9. Power to reduce, remit or compound duties. —

3[(1)] 4[The 5*** Government] may, by rule or order published in the Official Gazette, —

(a) reduce or remit, whether prospectively or retrospectively, in the whole or any part of 6[the territories under its administration], the duties with which any instruments or any particular class of instruments, or any of the instruments belonging to such class, or any instruments when executed by or in favour of any particular class of persons, or by or in favour of any members of such class, are chargeable, and

(b) provide for the composition or consolidation of duties 7[of policies of insurance and] in the case of issues by any incorporated company or other body corporate 8[or of transfers (where there is a single transferee, whether incorporated or not)] of debentures, bonds or other marketable securities.

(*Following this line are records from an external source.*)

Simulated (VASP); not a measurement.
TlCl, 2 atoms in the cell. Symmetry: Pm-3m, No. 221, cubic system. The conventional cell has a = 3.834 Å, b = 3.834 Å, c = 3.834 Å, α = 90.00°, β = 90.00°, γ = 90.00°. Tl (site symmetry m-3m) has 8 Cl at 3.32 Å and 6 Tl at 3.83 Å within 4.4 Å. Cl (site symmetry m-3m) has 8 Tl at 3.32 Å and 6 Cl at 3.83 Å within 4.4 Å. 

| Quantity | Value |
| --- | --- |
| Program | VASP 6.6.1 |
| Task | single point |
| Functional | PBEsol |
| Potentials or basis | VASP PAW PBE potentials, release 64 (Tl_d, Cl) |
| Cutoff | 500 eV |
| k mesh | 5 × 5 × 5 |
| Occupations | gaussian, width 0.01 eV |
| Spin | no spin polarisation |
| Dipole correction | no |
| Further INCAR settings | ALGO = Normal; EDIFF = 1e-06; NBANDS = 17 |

9[(2) In this section the expression “the Government” means, —

(a) in relation to stamp-duty in respect of bills of exchange, cheques, promissory notes, bills of lading, letters of credit, policies of insurance, transfer of shares, debentures, proxies and receipts, and in relation to any other stamp-duty chargeable under this Act and falling within entry 96 in List I in the 10[Seventh Schedule to the Constitution, expect the subject matters referred to in clause (b) of sub-section (1)]; the Central Government;

(b) Save as aforesaid, the State Government.]

(1. Ins. by Act 44 of 2016, s. 43 and the First Schedule (w.e.f. 1-9-2016).

(2. Ins. by Act 13 of 2021, s. 126 (w.e.f. 28-3-2021).

(3. S. 9 re-numbered as sub-section (1) of that section by the A.O. 1950.)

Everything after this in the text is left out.